Today is December 10, although if you write it “Dec 10” you might mean the PDP-10 computer from Digital Equipment Corp (“DEC”) back in the 70s. Like most of the computers back then, the DEC 10 was a mainframe that lived in its own (large) room that probably had its own air conditioning system. As Steve Wozniak once said, “never trust a computer you can’t throw out a window.”
It’s just a coincidence that the date shares a name (sort of) with a computer, but it’s particularly appropriate today, because it’s also Ada Lovelace’s birthday. In spite of being born in 1815, Lovelace was the first computer programmer. She worked on theoretical programs for the “Analytical Engine” designed (but never built) by Charles Babbage. It was a mechanical device that was designed to be a general purpose computer. Since then, various portions of the Analytical Engine have been built, but nobody has tried to create a whole unit. It’s not entirely clear that it would work the way Babbage intended, since his design didn’t specify some of the finer details.
If Babbage and Lovelace had been born a century later, at least one of them would probably have won a Nobel Prize — and they would have won it on December 10; today is Alfred Nobel’s birthday, and the day Nobel Prizes are awarded. The first prize ceremony was held in 1901, and five years later Theodore Roosevelt was the first American to win one, also on December 10. He won the Nobel Peace Prize for helping end the Russo-Japanese war of 1904-05. It was ended, by the way, by the Treaty of Portsmouth, where “Portsmouth” means Portsmouth, New Hampshire. The negotiations were held at the Wentworth Hotel just outside the city. The hotel is still there and still open, although now it’s a Marriott and quite a bit smaller than it was in 1905.

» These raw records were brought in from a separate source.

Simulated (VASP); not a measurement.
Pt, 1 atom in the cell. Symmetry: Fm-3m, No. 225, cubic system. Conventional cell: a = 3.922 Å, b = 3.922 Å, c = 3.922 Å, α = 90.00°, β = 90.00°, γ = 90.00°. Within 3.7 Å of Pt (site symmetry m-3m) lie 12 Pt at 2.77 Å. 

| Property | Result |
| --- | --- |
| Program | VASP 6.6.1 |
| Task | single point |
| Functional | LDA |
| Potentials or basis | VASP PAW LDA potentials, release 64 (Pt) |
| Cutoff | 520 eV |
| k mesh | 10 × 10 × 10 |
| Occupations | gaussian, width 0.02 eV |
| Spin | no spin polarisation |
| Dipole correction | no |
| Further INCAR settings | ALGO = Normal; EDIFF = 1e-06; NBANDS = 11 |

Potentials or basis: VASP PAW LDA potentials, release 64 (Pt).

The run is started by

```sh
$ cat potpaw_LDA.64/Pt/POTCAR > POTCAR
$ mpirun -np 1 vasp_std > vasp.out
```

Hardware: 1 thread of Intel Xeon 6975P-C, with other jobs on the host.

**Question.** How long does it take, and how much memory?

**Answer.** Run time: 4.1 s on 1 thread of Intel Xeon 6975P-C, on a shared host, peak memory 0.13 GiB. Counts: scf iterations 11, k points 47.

Three years later, in 1909, Selma Lagerlöf became the first female to win a Nobel Prize for literature. Decades later, in 1953 Winston Churchill won a Nobel Prize too, and although you might think he would have been in the Peace Prize list (being a politician), his prize was also for literature. There was another Winston Churchill writing bestselling novels around the same time, so the British Churchill (the novelist was American) always used his middle name (Spencer) or middle initial on his published books and articles. He was pretty prolific, too; in 1937 alone he published 64 articles in various journals.
Being prolific seems to be associated with December 10; Emily Dickinson was born on this day in 1830, and wrote somewhere around 1,800 poems. But even that output can’t compete with the Encyclopedia Britannica, which was first published on December 10, 1768. Technically it’s the “Encyclopædia” Britannica, but that “æ” ligature is a bother to enter on a computer, so it’s often ignored. December 10 is also the day the Adventures of Huckleberry Finn was first published, in 1884. The book was published in Canada and the UK a couple of months before it was available in the US because of a problem at the printer. The book was illustrated, and one of the engravers at the US printer (nobody knows who) added an obscene detail to the picture on page 238. They had to reprint 30,000 copies.
Huckleberry Finn had a taste for adventure and not a high regard for the law, but he probably wouldn’t have participated in what happened in Tokyo on December 10, 1968. It was the 300 Million Yen Robbery — the biggest robbery in the history of Japan (up to that point, at least). It’s a true story, but sounds like something out of Huck Finn. Four employees of a bank loaded about 300 million yen, in cash (it was over $800,000) into the trunk of a company car. But that was what they were supposed to do; they were driving the cash to a Toshiba factory to be handed out as bonuses to employees. They were stopped on the way by a motorcycle police officer who told them the bank manager’s house had been blown up, and there was probably dynamite planted in the very car they were driving.
They got out in a hurry, and the officer crawled under the car to investigate. Sure enough, smoke and flame started spurting out from under the car, and the officer rolled out shouting for the bank guys to run; it was about to blow! They ran behind a wall — in fact, they ran behind a prison wall; they’d been stopped right outside the jail. The “officer” calmly got in the car and drove away with the money. He got clean away, and has never been found, even though 170,000 officers (real ones) were involved in the investigation and the list of suspects eventually included 110,000 people.
The statute of limitations expired in 1975, and in 1988 the thief was absolved of any civil liabilities as well in the hope that he would come forward, but nobody has. Maybe the affair mirrors the events in the novel Richard Carvel. The shady tutor is the bad guy there. That novel, by the way, sold millions of copies around the beginning of the 20th century, and was by Winston Churchill — but not Winston S. Churchill. Despite its popularity, the book was completely ignored by the Nobel committee.